In today’s world we have many symbols. Most prominent are company logos like the “golden arches” of MacDonald’s, the multicolored logo of Google or the red, green, blue and yellow flags of Microsoft. There is Santa Claus for Christmas and the Easter Bunny for Easter. Symbols are a part of our culture and each of them means something.

In his book, The Lexus and the Olive Tree, Thomas L. Friedman proposed “The Golden Arches Theory of Conflict Prevention,” observing that no two countries with a McDonald’s franchise had ever gone to war with one another, a version of the democratic peace theory. The golden arches which normally symbolize the ultimate in fast food also symbolize peace.
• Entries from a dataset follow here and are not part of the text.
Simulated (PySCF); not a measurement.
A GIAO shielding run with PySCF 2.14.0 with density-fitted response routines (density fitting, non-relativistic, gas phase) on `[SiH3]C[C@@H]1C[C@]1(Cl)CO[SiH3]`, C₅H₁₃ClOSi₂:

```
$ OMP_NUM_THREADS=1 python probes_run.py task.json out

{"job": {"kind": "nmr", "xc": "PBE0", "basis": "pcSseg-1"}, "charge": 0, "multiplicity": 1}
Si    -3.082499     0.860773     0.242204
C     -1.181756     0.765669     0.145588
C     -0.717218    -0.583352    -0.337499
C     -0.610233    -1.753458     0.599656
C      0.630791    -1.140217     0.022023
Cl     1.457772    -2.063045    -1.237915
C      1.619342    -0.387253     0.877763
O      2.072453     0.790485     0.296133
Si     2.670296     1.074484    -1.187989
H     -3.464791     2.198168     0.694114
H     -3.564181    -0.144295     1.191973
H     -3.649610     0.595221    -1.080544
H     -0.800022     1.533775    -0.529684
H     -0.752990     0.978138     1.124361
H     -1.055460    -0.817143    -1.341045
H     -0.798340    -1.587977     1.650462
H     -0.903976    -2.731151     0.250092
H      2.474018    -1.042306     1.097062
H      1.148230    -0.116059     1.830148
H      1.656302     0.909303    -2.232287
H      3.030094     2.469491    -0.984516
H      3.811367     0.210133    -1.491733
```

Today’s teenagers often use the expression, “So and so rules!” That means there favorite personality or favorite rock group is at the top of the charts. A young teen would say, “Hannah Montana rules!” An older teen might say, “Usher rules!” Humility however is not an attribute. It’s all about the beat, the music and the charisma of the star. Today’s teens wouldn’t show loyalty to their favorite group by waving palm branches. Instead they would shout, jump up and down and dance.

Jesus didn’t appear on a stage. He did, however win the hearts of the people. Matthew tells us that Jesus actually arrived with two donkeys. One was a mare and the other was a colt. The other gospels talk about a single donkey. Matthew however says there were two. Most likely Jesus arrived in Jerusalem on a female donkey with her colt by her side. Perhaps Matthew wanted to give us a double dose of humility. On the other hand, maybe Matthew intended the two donkeys to symbol togetherness. Peace abides when God’s people are together and live in harmony.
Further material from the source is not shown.